Resoring the fragile land. Spreading desert forces families to flee

Standing in the shade of a tree in 100-degree heat in the desert south of N'Djamena, Al-Hajj Umar, a Muslim husband and father, looked thin, drawn, but indestructible. In white skullcap and black beard, he began to tell me how he had trudged for 11 days from his devastated northern village with his three wives and six small children.

It's increasingly a tragically common story in Chad and across the eight countries of the Sahel: an already precarious balance between life and death upset by drought -- too many people and too many animals turning marginal land into sand.

The result: a new breed of famine refugee, walking to live: Al-Hajj Umar.

He came from Bokoro, 155 miles east of N'Djamena. Once he owned 17 cows and six goats, but the only animals he set out with were two donkeys.
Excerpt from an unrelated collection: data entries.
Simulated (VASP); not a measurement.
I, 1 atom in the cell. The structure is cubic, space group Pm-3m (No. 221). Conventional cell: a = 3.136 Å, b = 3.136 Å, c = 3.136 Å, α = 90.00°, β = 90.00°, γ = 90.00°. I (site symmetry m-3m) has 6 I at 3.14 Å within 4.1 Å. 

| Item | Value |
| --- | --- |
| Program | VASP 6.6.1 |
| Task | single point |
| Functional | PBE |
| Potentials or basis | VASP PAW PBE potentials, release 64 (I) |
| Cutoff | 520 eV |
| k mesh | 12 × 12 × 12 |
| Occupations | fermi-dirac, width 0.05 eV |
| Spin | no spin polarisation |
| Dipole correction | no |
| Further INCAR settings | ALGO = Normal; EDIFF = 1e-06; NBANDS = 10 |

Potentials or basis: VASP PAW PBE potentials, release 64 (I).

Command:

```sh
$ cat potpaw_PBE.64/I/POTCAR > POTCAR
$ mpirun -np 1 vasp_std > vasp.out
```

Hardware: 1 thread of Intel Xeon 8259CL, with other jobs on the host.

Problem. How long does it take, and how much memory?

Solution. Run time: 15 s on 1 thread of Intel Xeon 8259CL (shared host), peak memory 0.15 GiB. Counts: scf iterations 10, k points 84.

One wife sat on one. The others walked.

``In our village, it hadn't rained properly in seven years,'' he said stoically. ``The cows died of hunger. I sold the goats to buy food. I tried to plow. I tried to grow sorghum and groundnuts [peanuts]. I left late last year with 15 other families.''

The trek was terrible. They walked day and night. Two children in friends' families died. Now his family has been brought here by truck from a holding camp near the shrunken Chari River, ready to work in new fields carved out of dry soil behind us, hoping someone would provide a small pump to lift Chari water to them. It all looked bleak, dry, and wretched, but Mr. Umar thanks Allah he is not still back in Boroko.

``If I am here it means that Allah has saved me,'' he said. He thought for a moment. ``Even if the food still isn't enough for us. . . .''

Al-Hajj Umar cannot read or write. But he can still work. And hope.